Longish Diary Of The Year's Shortest Day
We saw this twice yesterday, have yet to see it for the first time today
To celebrate the 2007 winter solstice, Mrs. Werbenmanjensen and I rose at roughly the same time to make ready to fly nearly halfway around the world: Ten time zones behind, so to speak, landing us in Hawaii sometime late last night local time. Our polar route took us through our first sunset around 1:30 or 2 p.m., only to greet us with a second sunrise a few hours later, somewhere over Canada. Even though we were in the dark, over the North Pole, with an outside air temperature of around -70 something Farhenheit, our British Airways 747 managed to keep the cabin at sweat-wearing-cotton-T-shirt temperatures. Then the hell of LAX, waiting forever for our bags, getting searched by Customs because we wandered the wrong direction, going out of the secure airport environment only to have to re-enter it (really, does that make any sense?) in another terminal, watching the Keystone Kops of the TSA handle luggage in a single X-ray machine, and finally being unable to sit together for our leg to Hawaii because BA and American Airlines can't manage to communicate. We watched our flight chase the second sunset across the Pacific. Warm breezes on Kauai blow the palm fronds into a single green arrowhead atop all the trees, calming my travel-addled and fatigued nerves. We called the taxi dispatcher, who wondered why we didn't want to wait for the shuttle to our hotel. It was an easy $15 for him, a mere seven-fifty in the Queen's sweet sweet sterling, which can't even get you from one side of the Square Mile to the other in a Black Cab.
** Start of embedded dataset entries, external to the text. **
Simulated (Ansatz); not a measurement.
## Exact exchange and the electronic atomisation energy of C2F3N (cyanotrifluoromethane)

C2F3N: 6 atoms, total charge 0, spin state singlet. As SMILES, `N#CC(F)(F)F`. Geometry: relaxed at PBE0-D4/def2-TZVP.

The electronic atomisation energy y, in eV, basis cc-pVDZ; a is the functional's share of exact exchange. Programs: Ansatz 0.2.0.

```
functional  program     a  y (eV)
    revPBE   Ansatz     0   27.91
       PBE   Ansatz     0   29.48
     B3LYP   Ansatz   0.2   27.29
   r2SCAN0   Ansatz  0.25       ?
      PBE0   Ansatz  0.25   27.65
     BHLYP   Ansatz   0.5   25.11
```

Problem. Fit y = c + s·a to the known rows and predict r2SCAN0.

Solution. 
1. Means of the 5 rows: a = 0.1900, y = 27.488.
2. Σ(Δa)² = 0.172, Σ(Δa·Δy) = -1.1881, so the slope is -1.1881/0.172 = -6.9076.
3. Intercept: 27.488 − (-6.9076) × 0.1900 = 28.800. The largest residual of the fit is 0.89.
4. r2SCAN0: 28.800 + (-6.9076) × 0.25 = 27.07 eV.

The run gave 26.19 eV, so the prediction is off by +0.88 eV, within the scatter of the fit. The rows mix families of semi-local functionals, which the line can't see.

As I type these words, my computer's clock tells me it's 4:30 p.m. in London, where the sun set 40 minutes ago. Outside our balcony, I can hear the white noise of the Pacific's surf, cheering for a Hawaiian sunrise. It's going to be a good week.
Labels: getting around, latitude, non-UK travel, tourist sites
2 Comments:
Merry Holidays and a Happy New Year to you.
Now where's Moe's comments on the flight? ;)
But reading these tales of woe among the US air security annoyance reminds me how much of this is to discourage tourists and furriners from coming to America instead of actually keeping Merkins safe.
Even worse than Mr. and Mrs. W's security experience was Schmutz's experience returning to the mainland. For some reason TSA decided she/he might be a terrorist and subjected her/him to a thorough search! Boy, do I feel safe now.